I’m Thinking Indie

I have a secret to tell you.

(Are you holding your breath? Waiting in anticipation for this momentous unveiling?)

Unless you’re JK Rowling or Steven King, authors don’t make a lot of money. I know, huge shocker. Part of trying to get your book out into the world is querying agents and/or editors. What is querying? Querying is basically taking your entire book and trying to sum it up in 300 words. But this has to be a very captivating and intriguing 300 words. Also in querying you’re trying to boost the ego/brown nose the agent/editor you’re sending it to. So not only do you need to take your 250 page book and squish it down onto a page. You also have to internet stalk these agents/editors.

Are you still with me on the crazy journey of publishing your book? After you’ve completed this – side note (this is hard. I’ve taken classes with tons of people about how to write a query. There are websites devoted to writing these things.) But once you’re done and send these queries off, you get to read e-mail after e-mail rejecting your book. These are always polite rejections, but it still sucks getting them. I have a list on a pin board in my office, every named has been crossed out on it thus far. Sometimes you’re rejected because they don’t like it. The worst is when they like it, but it’s not hot in the market right now. Agents/editors follow trends. So if you wrote a book about centaurs but mermaids are in demand, you’re kind of screwed.  (This has happened to me, but not with mermaids and centaurs)

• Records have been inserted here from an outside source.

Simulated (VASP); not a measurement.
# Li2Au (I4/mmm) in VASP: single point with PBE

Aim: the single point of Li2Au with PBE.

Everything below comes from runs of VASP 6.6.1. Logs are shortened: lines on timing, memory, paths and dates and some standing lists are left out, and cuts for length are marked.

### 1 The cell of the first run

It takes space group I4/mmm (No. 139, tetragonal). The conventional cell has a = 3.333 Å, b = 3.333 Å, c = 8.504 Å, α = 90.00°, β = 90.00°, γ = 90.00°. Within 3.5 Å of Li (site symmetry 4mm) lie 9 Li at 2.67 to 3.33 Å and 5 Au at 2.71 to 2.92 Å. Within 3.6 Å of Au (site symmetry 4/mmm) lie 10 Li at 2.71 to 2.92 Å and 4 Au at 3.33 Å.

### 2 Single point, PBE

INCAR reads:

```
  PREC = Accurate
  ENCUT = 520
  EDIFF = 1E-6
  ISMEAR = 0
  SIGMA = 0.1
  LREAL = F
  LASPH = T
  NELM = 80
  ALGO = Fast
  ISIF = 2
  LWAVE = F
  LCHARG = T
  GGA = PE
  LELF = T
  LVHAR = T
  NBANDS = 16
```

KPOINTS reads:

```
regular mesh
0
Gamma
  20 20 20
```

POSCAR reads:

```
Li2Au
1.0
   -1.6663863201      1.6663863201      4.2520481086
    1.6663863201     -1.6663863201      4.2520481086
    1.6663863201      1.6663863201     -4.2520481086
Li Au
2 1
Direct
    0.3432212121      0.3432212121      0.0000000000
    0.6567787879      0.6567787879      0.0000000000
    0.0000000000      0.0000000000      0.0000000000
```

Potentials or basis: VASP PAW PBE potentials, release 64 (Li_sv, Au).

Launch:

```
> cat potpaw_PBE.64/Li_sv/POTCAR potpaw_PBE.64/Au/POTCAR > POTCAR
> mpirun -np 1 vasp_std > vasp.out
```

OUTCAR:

This brings us to the Indie decision. Indie is basically a hip way of saying independent. Thanks to Kindle, many authors have taken this route. Many of you have read their books. The down side – some of these books really, and I mean really, need to be edited. But thank heavens that there are some amazing indie authors out there. I know of these women and men. They have written some great books.

The upside of going indie? You keep most of your profit. A good friend of mine had an agency ask for her book, but the contract was ridiculous. She would make basically nothing from her hard work. She decided to decline that offer. This isn’t always the case, but it is for the most part. I know one publishing house that locked one lady I know into a 20 year contract. 20 freaking years and they owned everything she wrote! No thanks.

The downside? You don’t have the backing of these publishers and agents. You don’t have those connections. And even though most authors have to do a lot of their own marketing, they don’t have an agent or publisher marketing them either.

So I’ll probably be going indie. It’s scary as all, but I can do hard things.

Let me leave you with this note. Jamie McGuire is a New York Times best seller, some of you know her for her book Beautiful Disaster. She’s indie and the first indie author to have Walmart strike a deal with her to put her books in their stores.